SAN JOSE – With some better results, the Sharks could easily have some breathing room above the playoff cutline right now. Or, considering their recent struggles, and with 15 games left, they could be mostly out of contention.

Somehow, neither is the case, as the middling Sharks have greatly benefited from being in the NHL’s worst division.

Going into their matinee game against the Philadelphia Flyers on Saturday, the Sharks (32-29-6), who have won only two of their last eight, remain just two points out of a playoff spot, although they’ve fallen from ninth to 11th in the Western Conference over the last 11 days.

If the Sharks were in the East, they’d be in 15th place, and already thinking about the draft lottery.

The Sharks lost 5-0 to the Buffalo Sabres on Thursday and have not earned any points in their last three games, allowing 16 goals on a manned net in the process.

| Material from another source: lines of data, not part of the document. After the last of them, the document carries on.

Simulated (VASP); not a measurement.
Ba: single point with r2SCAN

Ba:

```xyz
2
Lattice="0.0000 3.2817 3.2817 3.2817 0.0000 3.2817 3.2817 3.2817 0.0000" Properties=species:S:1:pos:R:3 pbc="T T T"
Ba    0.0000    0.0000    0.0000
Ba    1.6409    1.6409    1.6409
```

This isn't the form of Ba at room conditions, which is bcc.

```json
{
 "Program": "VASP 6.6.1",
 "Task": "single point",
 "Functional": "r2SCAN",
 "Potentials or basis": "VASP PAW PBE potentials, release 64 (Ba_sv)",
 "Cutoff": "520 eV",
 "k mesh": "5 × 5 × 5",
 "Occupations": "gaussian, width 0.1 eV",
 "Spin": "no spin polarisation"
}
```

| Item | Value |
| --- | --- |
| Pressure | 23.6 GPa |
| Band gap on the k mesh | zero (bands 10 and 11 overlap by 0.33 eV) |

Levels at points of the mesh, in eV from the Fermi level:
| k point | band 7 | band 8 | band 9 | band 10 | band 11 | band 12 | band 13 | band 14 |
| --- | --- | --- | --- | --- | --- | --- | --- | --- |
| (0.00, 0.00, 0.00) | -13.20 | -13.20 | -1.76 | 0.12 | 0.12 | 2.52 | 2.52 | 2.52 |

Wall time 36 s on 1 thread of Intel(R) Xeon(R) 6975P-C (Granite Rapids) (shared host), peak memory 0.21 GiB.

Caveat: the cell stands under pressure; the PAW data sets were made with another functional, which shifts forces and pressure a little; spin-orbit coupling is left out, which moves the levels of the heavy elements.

It has hardly mattered. Pacific Division teams went a combined 0-5-1 on Thursday, with the Seattle Kraken losing in regulation time to the Nashville Predators and the Los Angeles Kings losing in a shootout to the Flyers.

Only one Pacific Division team, the Anaheim Ducks, actually has more wins than losses when overtime and shootout results are included.

The Sharks, with 70 points, now trail the Kraken and Predators by one point, and the Kings, who hold the second wild card spot in the West, by two. The Sharks have one game in hand on all three teams.

“We’re right in it still,” Sharks goalie Alex Nedeljkovic said after he stopped 11 of 16 shots in the loss to the Sabres. “Nobody really wants to take advantage of everybody else’s mishaps right now. So, we’re getting fortunate. We’re getting a little bit of help there, and we just need to worry about ourselves now.”

Nedeljkovic added that the Sharks might be a bit guilty of scoreboard watching. Not that they’re checking their phones for results during intermissions, but they’ve perhaps been too hopeful that other teams around them in the standings continue to struggle.

The focus needs to be on themselves, and there is plenty to improve upon there.

The Sharks in their last six games have allowed 27 goals, and, per Natural Stat Trick, 73 high-danger chances during 5-on-5 play – more than any other NHL team.

The Sabres generated 13 such chances on Thursday and scored on four consecutive shots from the 9:05 mark of the second period to the 40-second mark of the third.

The Sharks felt it wasn’t a 5-0 game. They played a solid first period when they generated at least three Grade A scoring chances during 5-on-5 play, although that wasn’t reflected in Natural Stat Trick’s accounting.

Will Smith also hit the post in the second period, right before Noah Ostlund scored the first goal, pouncing on a funky bounce off the end boards.

“I don’t think we played as bad a game as the score showed,” Sharks forward Adam Gaudette said. “But just some mistakes, and they capitalized and put it in the net.”

Sam Carrick and Rasmus Dahlin then both scored on quick transition plays, with the Sabres catching the Sharks on a line change on Dahlin’s goal at the 10:48 mark of the second that made it 3-0.

Sharks defenseman Mario Ferraro was unable to catch up with Dahlin, who was all alone on Nedeljkovic, after the line change. The Sharks were also listed as having 19 giveaways.

“Especially at this time of the year, we know that can’t happen. It’s going to hurt us,” Ferraro said of the giveaways. “Our first period was pretty good, but I think what happens is, when we let in a goal, there’s a little bit of a snowball effect. We go down two, maybe three, we try to find quick ways to fix it, and we get off our game plan, we go off script, and more turnovers start being created, and then more chances again.

“So, a lot of our problem is trying to fix it and changing the way that we play throughout the game, when we’re down or when we don’t have momentum, and it hurts us a little more. So, it’s finding ways to weather it, and that’s kind of what happened tonight.”

The Sharks have opportunities to get things right, as after Saturday, 10 of their final 14 games are against teams either below or, like Nashville, right above them in the NHL standings.

The Kings are on pace for 87 points. If that holds up, the Sharks only need 18 more points in their final 15 games to catch them. Maybe that’ll be enough to hold off Nashville and Seattle, too.

The Sharks just can’t get too caught up in what those teams are doing.

“We’ve got to stop scoreboard watching and start worrying about what we can do to secure points every single night, just taking it shift by shift,” Nedeljkovic said. “It starts there. You win your shift. That doesn’t mean scoring a goal. It doesn’t mean getting an assist, or even sometimes playing in the offensive zone.

“Sometimes it just means maybe you blocked a shot, or you didn’t allow a clean entry. You got a hit. You did something to get us some momentum, or at least keep it sort of 50/50. Leave the ice, and put your teammates in a good spot to have success in their shift coming up. So we have to just focus on ourselves, one shift at a time, and get back to what makes us successful.”